"Can you help us rationalize to our team why they should adopt AI, when invariably the adoption of AI is going to cost some team members their job?"
Several weeks ago, I met with the President of a large independent agency, and he posed this question to me. To which I replied: you care about your best people. You want to acquire, retain, and grow your best people.
Last week I wrote about how to structure an agency's team to get the most out of Gigi. This post is the sequel: why the best people inside that structure should be running toward it, not away from it.
Across every industry, AI is an accelerant for the best people. Software engineering is the clearest example: the best engineers are 10x more productive than two years ago, directing agents instead of writing code. Engineering teams have shrunk. The compensation for the people who stayed has gone up, often dramatically.
The day after that post went up, ClickUp's CEO did exactly this. He cut 22% of staff and reframed the move as an opportunity to redirect those savings to the people who stayed:
"In a world where companies are able to do so much more with less, where does that excess money go? In our case, much of the savings in this new operating model will flow directly back to those that enabled it. We must reward people that create productivity accordingly. This aligns incentives on both sides. Plus, in a world where your best people create 100x impact, you can't afford to lose them. You should aim to retain these employees for decades. The context they have and their ability to efficiently orchestrate and review will be nearly impossible to replace. Compensation bands of today should be thrown out the door. We're introducing $1 million cash/year salary bands with a path available to nearly everyone in the company if they produce 100x impact by creating or managing AI systems."
Most agencies won't be writing $1M comp plans next quarter. But the principle holds: the operators who drive exponential output should capture exponential upside, and the ones who don't push for that are leaving money on the table.
In services businesses like media agencies, headcount has historically scaled linearly with customers and revenue. We've now seen across our customer base that agencies who staff their teams optimally around Gigi can grow customers and revenue exponentially without growing the team. The effect takes time to materialize, but once it does, the agency reaps the benefits.
Whether the operators creating that exponential output actually capture some of it is the open question. We can't write their comp plan. What we can do is make them irreplaceable, so the conversation with their leadership starts from the right place. We've done the first part. The second part is on them.

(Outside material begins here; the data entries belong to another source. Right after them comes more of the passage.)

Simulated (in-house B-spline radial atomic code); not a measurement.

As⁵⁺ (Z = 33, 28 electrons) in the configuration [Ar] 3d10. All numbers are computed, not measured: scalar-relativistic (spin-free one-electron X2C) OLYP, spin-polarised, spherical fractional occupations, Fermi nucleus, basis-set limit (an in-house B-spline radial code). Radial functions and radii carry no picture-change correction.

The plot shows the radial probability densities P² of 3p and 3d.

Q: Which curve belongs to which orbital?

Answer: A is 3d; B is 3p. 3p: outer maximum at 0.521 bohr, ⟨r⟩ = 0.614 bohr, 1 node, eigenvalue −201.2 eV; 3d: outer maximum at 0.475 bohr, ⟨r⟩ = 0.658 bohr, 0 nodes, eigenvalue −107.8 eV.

So when that agency leader asked me how to rationalize Gigi to his team, the answer is now obvious. Team members should be raising their hands to become the operators of Gigi. The ones who do are the most ambitious people in your org. They're the ones investing in themselves for the future. They're the ones who will reshape your operating model. And they're the ones you will do everything in your power to retain, because they've made themselves indispensable.